The important-sounding Foreign Affairs Council of the European Union has recently reiterated “its strong support for Ukraine’s unity, sovereignty, independence and territorial integrity.”
Poor, destabilized, post-putsch Ukraine is to be congratulated for receiving something none of the 28 countries that actually belongs to the EU ever does: support for its sovereignty, independence and territorial integrity. (“Unity” is a more complicated matter, given the EU’s reflexive pox on separatist movements that might prefigure the breakup of the EU itself.) As the world’s pre-eminent transnational entity since the breakup of the USSR, the EU is all about eradicating its members’ sovereignty, independence and borders.
This, of course, is not something most Americans are aware of. When we hear talk of “Europe” vs. Russia, or the importance of extending “European values,” most Americans typically envision our longtime allies as they used to be – sovereign and independent within historical national borders. Their dedication to the democratically enshrined rights of their citizens as guaranteed for more than half a century, mainly by U.S. power, is beyond question.
It shouldn’t be. Anyone who thinks the bureaucratically grotesque and anti-democratic superstate model hit the junk heap of history with the USSR in 1991 needs to look more closely at the bureaucratically grotesque and anti-democratic Brussels monolith.

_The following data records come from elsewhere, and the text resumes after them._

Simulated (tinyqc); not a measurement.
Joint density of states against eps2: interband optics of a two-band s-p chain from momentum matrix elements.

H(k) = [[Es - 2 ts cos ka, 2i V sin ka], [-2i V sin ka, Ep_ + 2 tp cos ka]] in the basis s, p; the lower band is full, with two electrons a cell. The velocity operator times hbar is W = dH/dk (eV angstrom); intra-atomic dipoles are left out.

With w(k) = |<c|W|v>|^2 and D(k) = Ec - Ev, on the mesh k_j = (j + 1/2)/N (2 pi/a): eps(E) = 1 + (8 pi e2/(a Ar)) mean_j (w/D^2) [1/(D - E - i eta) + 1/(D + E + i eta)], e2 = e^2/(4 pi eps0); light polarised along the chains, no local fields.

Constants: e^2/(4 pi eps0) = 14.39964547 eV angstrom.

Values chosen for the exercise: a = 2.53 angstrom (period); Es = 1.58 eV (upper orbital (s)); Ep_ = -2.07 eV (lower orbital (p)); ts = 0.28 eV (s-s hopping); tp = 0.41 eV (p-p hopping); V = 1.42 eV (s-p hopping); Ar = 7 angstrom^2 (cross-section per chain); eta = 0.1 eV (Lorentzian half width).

For starters, the elected members of the European Parliament may not introduce legislation or even introduce the repeal of legislation. Instead, they may (and frequently do) rubber stamp legislation for their member-states – much, as leading Soviet dissident leader Vladimir Bukovsky has pointed out, in the tradition of the old Supreme Soviet. All legislation and decision-making come from the unelected members of the EU’s executive body, the European Commission, which Bukovsky has compared to the old Politburo. (Some of the 28 EU commissioners are even former Communist apparatchiks.) Little wonder Bukovsky has dubbed the EU the “EUSSR.” With co-author Pavel Stroilov, Bukovsky documented 1980s-era discussions between Western and Soviet leaders recorded in Soviet archives that foreshadow the rise of the collectivist European superstate in a 2004 booklet titled “EUSSR: The Soviet Roots of European Integration.”
The fruits of this cross-pollination are now quite visible. For example, the London Telegraph reported this month that Viviane Reding, the (unelected) vice president of the European Commission, announced that “an EU Bill of Rights that overrides British laws is becoming a ‘reality.’”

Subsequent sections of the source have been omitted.